Tuesday, February 17, 2009

ORM: The Leaky Abstraction

I strongly dislike ORM.

Object-Relational-Mapping that is, I quite like the other kind.

The main reason for me to get this dislike is that ORM is one of the worst cases of leaky abstractions I've ever encountered. Again and again I find myself having to jump out of the object world, trying to identify the particular query I want to do in the relational world and then having to figure out the way I can convince my JPA persistence layer to do exactly this. Instead of just formulating a query in some relational query language I know have to understand not only the query but also how my JPA provider of choice maps objects and their annotations into the relational world. Life certainly didn't get easier this way.

My current problem is the way Hibernate does eager fetching.

All I want is a fully initialized object which I can pass out of my JPA session and it will work. This object has a few one-to-many relationships to small objects, which all should be available. Some of these sets can be reasonably large, but not really large enough to be of concern for in-memory storage. Unfortunately Hibernate tries to fetch them all in a single query, which means instead of fetching first N1 entries, then N2 entries, ... then Nn entries, it creates a single query for a cross-product that has N1*N2*...*Nn rows -- enough to run aout of half a gigabyte of heap space with a database that's less than half a megabyte of plaintext SQL.

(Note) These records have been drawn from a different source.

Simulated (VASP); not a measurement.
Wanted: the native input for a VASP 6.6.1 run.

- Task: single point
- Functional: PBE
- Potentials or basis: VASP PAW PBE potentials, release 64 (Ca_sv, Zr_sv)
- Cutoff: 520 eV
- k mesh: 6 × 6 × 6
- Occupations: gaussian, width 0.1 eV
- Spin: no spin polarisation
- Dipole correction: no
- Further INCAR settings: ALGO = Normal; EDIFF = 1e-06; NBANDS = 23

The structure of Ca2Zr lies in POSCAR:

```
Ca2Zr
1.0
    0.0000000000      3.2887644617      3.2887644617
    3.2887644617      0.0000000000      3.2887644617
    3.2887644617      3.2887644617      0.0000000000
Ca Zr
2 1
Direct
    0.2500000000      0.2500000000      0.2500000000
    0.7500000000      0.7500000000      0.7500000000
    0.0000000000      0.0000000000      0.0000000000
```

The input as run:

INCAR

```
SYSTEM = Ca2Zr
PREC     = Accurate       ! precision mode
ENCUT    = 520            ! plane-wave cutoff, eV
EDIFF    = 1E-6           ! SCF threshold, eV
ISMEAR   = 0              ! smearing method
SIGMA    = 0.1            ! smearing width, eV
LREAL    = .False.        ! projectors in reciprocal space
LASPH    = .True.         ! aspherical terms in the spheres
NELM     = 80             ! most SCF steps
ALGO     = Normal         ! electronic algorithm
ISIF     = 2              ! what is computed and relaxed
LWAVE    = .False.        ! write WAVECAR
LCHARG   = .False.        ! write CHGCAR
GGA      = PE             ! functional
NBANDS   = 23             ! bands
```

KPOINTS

I could try another JPA provider, but I somehow suspect quite strongly that it is not going to help and thanks to some omissions in the JPA spec I'm kind of committed to Hibernate already. The JPA spec actually doesn't define what "eager fetching" or "eager loading" means: both terms are used quite a bit but never defined -- at least I didn't find a definition searching trough the document.

I suspect the JPA crowd is going to tell me not to use eager fetching then. If my session would live at least as long as the object that would be ok, but that is not the case. So now I'll have to write code that traverses everything I need to fetch myself, maybe even invent my own annotation so I'll be able to maintain that with reasonable effort across multiple entry vectors. What a pain.

Maybe it is time for me to try using some object database technology. There should be some way out of the ORM pain.

1 comment:

Pietu Pohjalainen said...

Hi Peter,
I happened to browse to your site when searching for info about FCA tools. Accidentally, I found your rant about ORM technilogies, especially Hibernate.

I've had similar experience with JPA. My solution was to use the source code's properties to determine which objects to fetch. There's a paper explaining the technique at:
P. Pohjalainen and J. Taina: Self-configuring object-to-relational mapping querties. PPPJ '08 Proceedings of the 6th international symposium on Principles and practice of programming in Java, 2008.
http://dl.acm.org/citation.cfm?id=1411740

Maybe you're no longer struggling with JPA, but at least that's something to look at.